Open studio and exhibition of students work, Sunday, October 11, 2009
“To learn to teach is to learn to pay attention to the work of others.” Heather McCue, poet and McArthur Grant Winner, interview, NPR, Sept. 22, 2009.
As a teacher I have always felt that students should prepare for real life experiences. My students should have the experience of choosing and hanging their work for their friends, family and potential collectors to view. To that end we are hanging a student exhibition as part of my open studio afternoon.
There are several important processes involved:
Selection involves a critical look at one’s work. We have been practicing this as long as we have been learning, looking and critiquing at each painting session. We use mats to view the work which automatically adds a degree of seriousness to the painting. I ask that the students take their work home and attach it to a wall. After a while that wall becomes crowded and the painter must remove less successful paintings to hang the latest paintings. After a while the wall is transformed into a space filled with successful paintings and the painter can begin to analyze why one is more or less satisfying than another, what the painter did well and what not so well, to which paintings one develops an emotional attachment and why. Many answers show up on that wall.
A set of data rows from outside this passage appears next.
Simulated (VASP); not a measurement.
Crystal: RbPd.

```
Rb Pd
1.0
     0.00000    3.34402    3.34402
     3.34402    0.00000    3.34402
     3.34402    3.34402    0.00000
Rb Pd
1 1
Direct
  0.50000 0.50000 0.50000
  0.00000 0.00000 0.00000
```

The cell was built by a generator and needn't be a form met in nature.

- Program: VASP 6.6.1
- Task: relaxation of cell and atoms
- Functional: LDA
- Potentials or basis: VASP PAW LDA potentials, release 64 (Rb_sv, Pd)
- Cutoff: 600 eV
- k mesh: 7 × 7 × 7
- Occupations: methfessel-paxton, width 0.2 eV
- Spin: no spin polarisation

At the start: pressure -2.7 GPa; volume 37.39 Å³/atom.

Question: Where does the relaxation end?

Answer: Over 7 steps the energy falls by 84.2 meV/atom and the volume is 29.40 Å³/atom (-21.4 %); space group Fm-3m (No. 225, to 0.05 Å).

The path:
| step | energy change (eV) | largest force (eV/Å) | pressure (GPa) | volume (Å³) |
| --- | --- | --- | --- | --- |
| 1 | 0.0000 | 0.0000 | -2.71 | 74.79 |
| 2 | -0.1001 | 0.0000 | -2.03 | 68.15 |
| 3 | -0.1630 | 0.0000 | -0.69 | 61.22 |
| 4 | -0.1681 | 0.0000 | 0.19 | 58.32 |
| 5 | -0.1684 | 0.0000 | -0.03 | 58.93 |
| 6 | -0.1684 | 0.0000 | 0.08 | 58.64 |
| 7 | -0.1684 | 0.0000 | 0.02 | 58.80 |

Confidence is required. Going public involves risk taking; it takes nerve and confidence. The paintings we have chosen to exhibit have to look good! Preparing for a show takes looking at one’s own paintings with detachment one step further. Because the paintings are to hang with two other students’ work the whole exhibit must “work” together requiring a certain amount of personal sacrifice for the success of the whole.
In addition, there are also the organizational tedious details of title, medium, size for labels. Each student has been practicing signing their paintings in watercolor with a brush.